A schematic of your quadrature sensor would help troubleshooting. Let me assume that it is an infrared LED (perhaps two) combined with a phototransistor generating Channel A, and another phototransistor generating Channel B. An oscilloscope may give more info than logic analyser.
Almost all of your noise glitches occur when your sensor is at logic low. This gives a clue that LED light might be either insufficient, or too bright - only a schematic could tell which. Could also be caused by optical misalignment too. Could also be caused by a poorly chosen value for pull-up or pull-down resistors on your optical detector. However, I do see one glitch going high to low, so this may not be the only problem.
Glitch noise might also be caused by:
-A nearby switch-mode power supply
-Your BLDC motor switching from pole to pole
It would seem that glitches simultaneously affect all three channels (if they're all low, not when high). That suggests an external noise source. Such noise is usually attacked at source. I think your index line should remain mostly low, and usually would pulse high once per revolution. Use that line to judge success of your noise reduction efforts.

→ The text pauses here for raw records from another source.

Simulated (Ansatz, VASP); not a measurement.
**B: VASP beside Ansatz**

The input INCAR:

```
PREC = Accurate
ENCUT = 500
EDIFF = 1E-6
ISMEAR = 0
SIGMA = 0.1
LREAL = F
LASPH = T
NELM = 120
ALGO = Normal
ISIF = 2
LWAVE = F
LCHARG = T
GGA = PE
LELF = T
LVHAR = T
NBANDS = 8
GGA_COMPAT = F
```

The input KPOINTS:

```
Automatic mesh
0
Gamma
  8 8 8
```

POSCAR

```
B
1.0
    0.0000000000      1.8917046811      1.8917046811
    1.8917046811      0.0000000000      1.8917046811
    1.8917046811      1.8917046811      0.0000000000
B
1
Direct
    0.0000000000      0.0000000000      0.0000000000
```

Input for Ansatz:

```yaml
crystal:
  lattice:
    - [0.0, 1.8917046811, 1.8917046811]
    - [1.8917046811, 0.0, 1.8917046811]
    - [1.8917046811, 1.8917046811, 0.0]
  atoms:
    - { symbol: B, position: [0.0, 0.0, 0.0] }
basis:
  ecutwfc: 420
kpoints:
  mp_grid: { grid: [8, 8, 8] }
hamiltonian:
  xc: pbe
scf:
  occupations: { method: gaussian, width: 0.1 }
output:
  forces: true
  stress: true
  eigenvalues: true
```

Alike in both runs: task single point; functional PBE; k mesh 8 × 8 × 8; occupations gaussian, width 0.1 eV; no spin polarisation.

Data sheet for CUI AMT11-3S cautions that "GND" should be connected to motor shell with a short wire. That may violate the "star" grounding principle, creating a noise-generating ground loop. This module has only one ground pin, which must serve a few purposes purposes:
-Provides return path for +5v power supply.
-Provides ground reference for serial TX, RX lines.
-Provides logic ground reference for CMOS output logic levels.
-Likely provides metal shell electrostatic shielding
This ground pin must certainly go back to your microcontroller ground along with +5v DC line. Grounding your BLDC motor shell might help, but exactly where to connect ground isn't clear (ATM11-3S gnd?, microcontroller gnd?, chassis gnd?.)
Shielding noise, filtering noise is a far poorer alternative to killing noise at source, but as you say, sometimes you are limited by others saying "can't change my part". Oh, the fun of engineering!